Oct. 28 (Bloomberg) -- Oil may fall next week on concern that European leaders’ plans to fight the debt-crisis may provide limited relief, a Bloomberg News survey showed.
Crude prices may drop from the highest level in almost three months as nations from Greece to Italy remain under pressure to restore fiscal order. European leaders reached an agreement this week to expand a bailout fund and persuaded bondholders to accept 50 percent writedowns on Greek debt.
“There’s too much optimism surrounding the European debt- plan resolution,” John Kilduff, a partner at Again Capital LLC, a New York-based hedge fund that focuses on energy, said in a telephone interview.
U.S. President Barack Obama said yesterday that European leaders took an “important first step” in resolving the crisis. He will meet other leaders of the Group of 20 industrialized nations Nov. 3 and 4 in Cannes, France.
Fourteen of 29 analysts, or 48 percent, forecast oil will decline through Nov. 4. Six, or 21 percent, predicted a gain, and nine said there will be little change. Last week, 50 percent of the surveyed analysts projected a drop.
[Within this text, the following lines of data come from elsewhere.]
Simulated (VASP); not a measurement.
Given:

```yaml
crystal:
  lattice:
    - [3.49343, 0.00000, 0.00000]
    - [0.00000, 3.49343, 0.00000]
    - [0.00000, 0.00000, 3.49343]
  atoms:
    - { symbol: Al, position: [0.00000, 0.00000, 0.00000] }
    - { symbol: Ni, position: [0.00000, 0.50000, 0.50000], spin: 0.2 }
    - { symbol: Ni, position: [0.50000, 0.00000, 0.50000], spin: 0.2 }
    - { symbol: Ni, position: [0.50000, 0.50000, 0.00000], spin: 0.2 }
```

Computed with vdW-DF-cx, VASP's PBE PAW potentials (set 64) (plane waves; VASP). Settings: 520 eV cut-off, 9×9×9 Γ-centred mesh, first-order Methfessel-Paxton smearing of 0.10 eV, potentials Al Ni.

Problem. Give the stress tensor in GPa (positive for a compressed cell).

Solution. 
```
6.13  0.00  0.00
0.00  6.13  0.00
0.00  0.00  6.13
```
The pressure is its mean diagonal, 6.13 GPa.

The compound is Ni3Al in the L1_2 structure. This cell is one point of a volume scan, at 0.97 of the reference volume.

Front-month crude oil futures have gained $6.18, or 7 percent, to $93.58 a barrel so far this week on the New York Mercantile Exchange. Yesterday’s settlement was the highest closing price since Aug. 1 on the Nymex. Futures have risen 2.4 percent this year.
The oil survey has correctly predicted the direction of futures 47 percent of the time since its start in April 2004.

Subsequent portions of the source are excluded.